Although audiences love to watch and cheer on their favorite superheroes who are incredibly strong, intelligent and capable men and women, it is refreshing to see them vulnerable and uncertain under that shiny superhero exterior. It establishes them as real people with real fears and doubts, making them accessible to audiences and relatable to those who also struggle with failure, doubt and an uncertain future. Fans love them even more for their desperate attempt to save mankind and, ultimately, for their sacrifice.
Indeed, around the mid-point of the movie, things do not look good for our heroes. But when Ant-Man shows up after spending five Earth-years in the quantum realm (just five minutes for him), things begin to change. Have the Avengers finally found a way out? Can they effectively carry out a “time heist” to reverse the effect of the Infinity Stones, or find them before Thanos does?
Time travel always feels like a cop-out solution in any film, and “Avengers: Endgame” is no exception. They take it and run with it, even challenging traditional time-travel theories commonly expressed in other classics like “Back to the Future.” Although the film’s explanation of time travel and its effects ultimately doesn’t make sense (Bruce Banner explains, “If you travel to the past, the past becomes your future, and your former present becomes the past! Which can’t now be changed by your new future!” … yeah, I don’t get it either), that doesn’t discredit the film from being incredibly entertaining and enjoyable to watch.
Leaving the slower, more melancholy beginning behind them, the group of heroes moves forward with a new sense of purpose. They split up into a chaotic, occasionally sentimental, sometimes funny conglomerate of storylines as they try to recover the Infinity Stones. Although this multi-dimensional, multi-temporal split in the plots between different groups is fascinating to watch, it was also hard to follow. By the time everyone returned to the present from their respective pasts, I wasn’t sure who had gone where and how many Stones had been successfully retrieved.

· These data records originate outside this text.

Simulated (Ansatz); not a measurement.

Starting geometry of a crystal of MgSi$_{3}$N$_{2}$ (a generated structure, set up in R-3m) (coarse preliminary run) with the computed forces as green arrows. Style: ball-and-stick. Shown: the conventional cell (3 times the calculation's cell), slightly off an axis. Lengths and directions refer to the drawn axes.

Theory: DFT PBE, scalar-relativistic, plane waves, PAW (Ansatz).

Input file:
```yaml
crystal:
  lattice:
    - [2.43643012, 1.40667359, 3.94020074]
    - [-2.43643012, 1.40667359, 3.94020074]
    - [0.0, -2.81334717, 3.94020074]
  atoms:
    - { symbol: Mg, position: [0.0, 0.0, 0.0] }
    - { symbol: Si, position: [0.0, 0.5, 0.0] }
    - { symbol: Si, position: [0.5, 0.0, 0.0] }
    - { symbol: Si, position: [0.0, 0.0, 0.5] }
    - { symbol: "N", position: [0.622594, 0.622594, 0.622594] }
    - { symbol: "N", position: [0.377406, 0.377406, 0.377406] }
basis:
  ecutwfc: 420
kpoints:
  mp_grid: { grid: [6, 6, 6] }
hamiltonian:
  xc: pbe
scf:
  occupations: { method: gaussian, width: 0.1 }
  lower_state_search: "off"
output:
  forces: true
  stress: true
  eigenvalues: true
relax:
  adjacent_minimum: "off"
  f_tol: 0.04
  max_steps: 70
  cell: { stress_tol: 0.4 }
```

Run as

Although the plot felt a bit messy, Marvel still delivers with an impressive cinematographic structure, combining epic large-scale battles with dozens of your favorite characters with intimate and powerful individual character arcs. Events both large and small from “Avengers: Infinity War” are repeated in “Endgame” for cinematic effect. Someone must die to retrieve the Soul Stone, and yet another attack from Thanos and the Chitauri forces many different groups of talented warriors to band together and fight a common enemy.
The Russo brothers know what fans want and are very smart in giving it to them. One of my favorite scenes in the movie is when a group of female Avengers charge together toward Thanos with the infinity gauntlet. This incredible display of female power and kick-assery, along with the return of the Wakandans, not only made for effective crowd-pleasers but also great additions to the interconnectedness of the MCU and the display of diversity that Marvel is working hard to improve on. An article by Vanity Fair puts it this way: “Had Thanos’ snap wiped out just the dudes, the remaining women would’ve been awfully formidable on their own.” Yes. Yes, they certainly would have.
“Avengers: Endgame” has an unconventional ending that makes it immensely satisfying, in my opinion. Bring your tissues, and check your disbelief at the door in order to fully enjoy the culmination of over a decade’s worth of character development and world-building that has established the Avengers as an international pop-culture phenomenon. If you’re a true Marvel fan, you’ll love it 3000.